I usually aim to post new stuff each Sunday, but yesterday took so much energy out of me that I just had nothing left at the end of the night. Sorry! I have the day off today, and so I shall update you all on what is going on in my world.
First, I’m eagerly awaiting the arrival of my new laptop! I snagged a shiny new Dell Inspiron 5493 with all the fixin’s necessary for productive writing (and, possibly, a little light gaming when I’m in between writing). It should be here in a couple of days! Hopefully I can sit down and get everything set up while I’m at a conference this weekend (sadly for my day job, not my side hustle). The biggest and best part: I bought Scrivener while it was on sale last summer, and so I’ll be converting all my projects over to that ASAP (I currently use Novelist on my Android tablet). If any of you out there happen to be Scrivener experts, please feel free to reach out with tips. I’m eager to start hammering out new material!
Now, speaking of Novelist, it has been a critical component of my writing routine over the past year. On my first NaNo try in November 2018, I started with Google Docs, then converted over to Word for the second draft of my sci-fi WIP. These are fine choices for many, but I never took the time to set up breadcrumb trails to be able to shift back and forth between chapters along the way, resulting in time lost while trying to find the exact thing I meant to revisit. Switching over to Novelist solved this problem for me overnight. It operates much like Scrivener, and I highly recommend it for any Android users out there (it’s even free!). However, since I’ll be converting over from Android to Windows 10, I’ll have to learn a few new tricks.
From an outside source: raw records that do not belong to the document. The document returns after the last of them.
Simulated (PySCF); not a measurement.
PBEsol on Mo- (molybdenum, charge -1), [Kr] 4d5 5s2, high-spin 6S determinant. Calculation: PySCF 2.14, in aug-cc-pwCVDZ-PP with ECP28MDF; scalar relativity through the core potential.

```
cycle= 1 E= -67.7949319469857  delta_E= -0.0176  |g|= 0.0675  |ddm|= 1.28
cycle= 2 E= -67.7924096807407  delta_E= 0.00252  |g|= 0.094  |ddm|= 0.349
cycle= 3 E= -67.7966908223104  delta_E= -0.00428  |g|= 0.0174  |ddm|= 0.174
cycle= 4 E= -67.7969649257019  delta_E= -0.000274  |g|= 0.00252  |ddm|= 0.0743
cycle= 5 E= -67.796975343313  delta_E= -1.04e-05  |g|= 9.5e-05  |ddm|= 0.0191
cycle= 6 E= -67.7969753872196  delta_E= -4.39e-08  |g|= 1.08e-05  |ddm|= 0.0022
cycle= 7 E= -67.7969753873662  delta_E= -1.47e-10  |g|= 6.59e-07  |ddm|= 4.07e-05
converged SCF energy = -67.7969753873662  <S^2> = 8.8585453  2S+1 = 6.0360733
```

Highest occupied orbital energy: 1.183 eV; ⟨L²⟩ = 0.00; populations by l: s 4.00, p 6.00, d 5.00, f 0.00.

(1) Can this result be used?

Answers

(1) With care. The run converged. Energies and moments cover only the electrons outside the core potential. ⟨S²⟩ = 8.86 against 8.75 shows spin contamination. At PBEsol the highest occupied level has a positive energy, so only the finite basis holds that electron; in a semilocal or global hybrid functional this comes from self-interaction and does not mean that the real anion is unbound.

This leads me to another key point: when I was a new writer, I wanted to know what was The Thing good writers used to put together a manuscript. For traditional publishers, Word seems to be the standard (or so I’m told — again, I’d welcome responses otherwise). But for indies, Wattpad writers, and so on, there appear to be as many options as there are writers. Some type out their stories right on their phones; others find Google Docs suits their needs, while a lot of the people I hang around on Twitter and IG love Scrivener — its following seems similar to that of the fabled Instant Pot (not that I can scoff…I own two of those things).
If you are just starting out, or, like I once was, looking for new options, I’ll say what I say about my writing process in general: Play around. Try new things. Figure out what works for you. A great deal of my repertoire has come about as a result of experimenting with different things and seeing how they play out. That’s a key way to how I learn: I often have to see myself do it the first time around in order to decide if it works for me.
Fourteen months ago, I thought I was a sure panster, a discovery writer who would find out more about the story along the way. And to some small degree, that’s true. But I’ve since learned I need at least a little bit of structure to start with, like the framework of a building, in order to get going. Newbie Me would get frustrated at the lack of progress on several things, but Seasoned Veteran Me has realized that those fits and starts have led to new discoveries that will pay off in the long run. As a final example: I noted here how I figured out that doing a set of 3-4 word sprints a night got me my needed word goals for this past NaNo a couple months ago.
In sum, play around with different options until you find something that works for you. It’s the best way, in my opinion, to leave your fingerprint on the writing world.